MobileNet icon indicating copy to clipboard operation
MobileNet copied to clipboard

has anyone tried the mobileNet on KITTI dataset

Open totoroTree opened this issue 6 years ago • 10 comments

When set up the configurations for train_mobilenetdet_on_kitti.sh, where is the model file to restore? use the offical released versions from here(https://github.com/tensorflow/models/blob/master/research/slim/nets/mobilenet_v1.md) would be OK? For example:

  1. download MobileNet_v1_1.0_224
  2. use the path of MobileNet_v1_1.0_224 as the CHECK_POINT in train_mobilenetdet_on_kitti.sh

totoroTree avatar Jun 21 '18 07:06 totoroTree

Has started training successfully, following the steps:

  1. download pretrained weight from the README.md
  2. use the path to the pretrained weight as the CHECK_POINT in train_mobilenetdet_on_kitti.sh
  3. modify the file "checkpoint" inside the pretrained weight folder: update the path to local pretrained weight file. For example: model_checkpoint_path: "MobileNet/data/mobilenetdet-model/model.ckpt-906808" all_model_checkpoint_paths: "MobileNet/data/mobilenetdet-model/model.ckpt-906808"

totoroTree avatar Jun 21 '18 09:06 totoroTree

Thank you. This was very valuable advice to me!

suhyung avatar Apr 22 '19 23:04 suhyung

i download pretrained weight from the README.md, but got loss nan. what is the problem do you know?

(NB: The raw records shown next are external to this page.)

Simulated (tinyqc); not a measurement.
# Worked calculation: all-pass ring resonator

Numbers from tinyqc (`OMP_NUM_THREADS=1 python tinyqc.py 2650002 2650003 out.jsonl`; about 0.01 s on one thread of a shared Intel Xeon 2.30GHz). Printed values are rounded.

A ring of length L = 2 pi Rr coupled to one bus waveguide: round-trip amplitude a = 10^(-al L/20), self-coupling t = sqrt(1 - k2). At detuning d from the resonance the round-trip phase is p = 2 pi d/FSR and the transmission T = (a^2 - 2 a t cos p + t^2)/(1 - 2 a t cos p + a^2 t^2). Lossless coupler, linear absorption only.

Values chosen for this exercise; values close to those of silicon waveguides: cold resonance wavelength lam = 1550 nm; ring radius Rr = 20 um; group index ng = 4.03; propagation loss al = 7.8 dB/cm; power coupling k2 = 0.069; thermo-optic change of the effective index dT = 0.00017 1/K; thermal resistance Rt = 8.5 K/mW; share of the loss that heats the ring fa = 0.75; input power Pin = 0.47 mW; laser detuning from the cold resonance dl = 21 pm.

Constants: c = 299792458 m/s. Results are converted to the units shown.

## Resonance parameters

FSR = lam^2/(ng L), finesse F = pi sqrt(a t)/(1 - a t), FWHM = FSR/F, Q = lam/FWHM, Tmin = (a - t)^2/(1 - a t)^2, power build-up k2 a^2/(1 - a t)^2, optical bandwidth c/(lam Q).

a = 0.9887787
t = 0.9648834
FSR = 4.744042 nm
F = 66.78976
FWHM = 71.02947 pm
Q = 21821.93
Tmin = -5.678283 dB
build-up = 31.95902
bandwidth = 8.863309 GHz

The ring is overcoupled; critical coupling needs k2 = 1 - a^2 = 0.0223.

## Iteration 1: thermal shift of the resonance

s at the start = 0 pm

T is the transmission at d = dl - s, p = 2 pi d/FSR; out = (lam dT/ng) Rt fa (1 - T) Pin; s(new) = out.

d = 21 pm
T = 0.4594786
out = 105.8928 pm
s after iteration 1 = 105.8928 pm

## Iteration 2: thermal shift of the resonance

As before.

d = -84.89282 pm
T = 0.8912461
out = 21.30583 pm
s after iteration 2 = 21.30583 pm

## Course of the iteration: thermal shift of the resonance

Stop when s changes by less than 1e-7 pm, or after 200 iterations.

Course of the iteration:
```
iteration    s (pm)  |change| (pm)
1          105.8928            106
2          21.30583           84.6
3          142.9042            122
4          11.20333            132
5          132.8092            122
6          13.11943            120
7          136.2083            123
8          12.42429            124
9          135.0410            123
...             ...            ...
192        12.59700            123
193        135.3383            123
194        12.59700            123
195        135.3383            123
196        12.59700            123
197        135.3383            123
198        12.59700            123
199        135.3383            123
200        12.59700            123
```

lijunhong5457 avatar Jun 03 '19 00:06 lijunhong5457

python2 will be fine

lijunhong5457 avatar Jun 03 '19 02:06 lijunhong5457

python2 will be fine

@lijunhong5457 do you mean, after using python2 instead of python3, the nan loss error vanished?

Santara avatar Jun 04 '19 08:06 Santara

yes, when change python3 to python2 , there is no problem to train it. i modify the checkpoint like below: model_checkpoint_path: model.ckpt-906808" all_model_checkpoint_paths: "model.ckpt-906808" and I save the checkpoint to CHECK_POINT folder. it works well.

lijunhon avatar Jun 04 '19 08:06 lijunhon

Thanks for letting me know that, @lijunhong5457 . But I am still facing InvalidArgumentError due to NaNs in the histograms. Have you ever faced that? Here is a snippet.

InvalidArgumentError (see above for traceback): Nan in summary histogram for: MobileNet/conv_ds_3/dw_batch_norm/moving_variance_1
         [[Node: MobileNet/conv_ds_3/dw_batch_norm/moving_variance_1 = HistogramSummary[T=DT_FLOAT, _device="/job:localhost/replica:0/task:0/device:CPU:0"](MobileNet/conv_ds_3/dw_batch_norm/moving_variance_1/tag, MobileNet/conv_ds_3/dw_batch_norm/moving_variance/read)]]
         [[Node: fifo_queue_Dequeue/_1 = _Recv[client_terminated=false, recv_device="/job:localhost/replica:0/task:0/device:GPU:0", send_device="/job:localhost/replica:0/task:0/device:CPU:0", send_device_incarnation=1, tensor_name="edge_56_fifo_queue_Dequeue", tensor_type=DT_FLOAT, _device="/job:localhost/replica:0/task:0/device:GPU:0"]()]]

Santara avatar Jun 04 '19 08:06 Santara

@Santara I think that your checkpoint was improperly modified, resulting in incorrect initial parameter loading. For checkpoint, don't add new lines or spaces manually, just modify them on the original basis. But the premise is that you modify the path so that the program can find the model.

lijunhon avatar Jun 04 '19 09:06 lijunhon

@Santara when you get loss nan, you should clear train_dir to avoid that program load wrong parameter.

lijunhon avatar Jun 04 '19 09:06 lijunhon

Thank you for all the help, @lijunhon - but even after doing everything you suggested, I am still getting NaN in summary histograms. Is it because I am running on a CPU? It should not be, right?

Santara avatar Jun 05 '19 02:06 Santara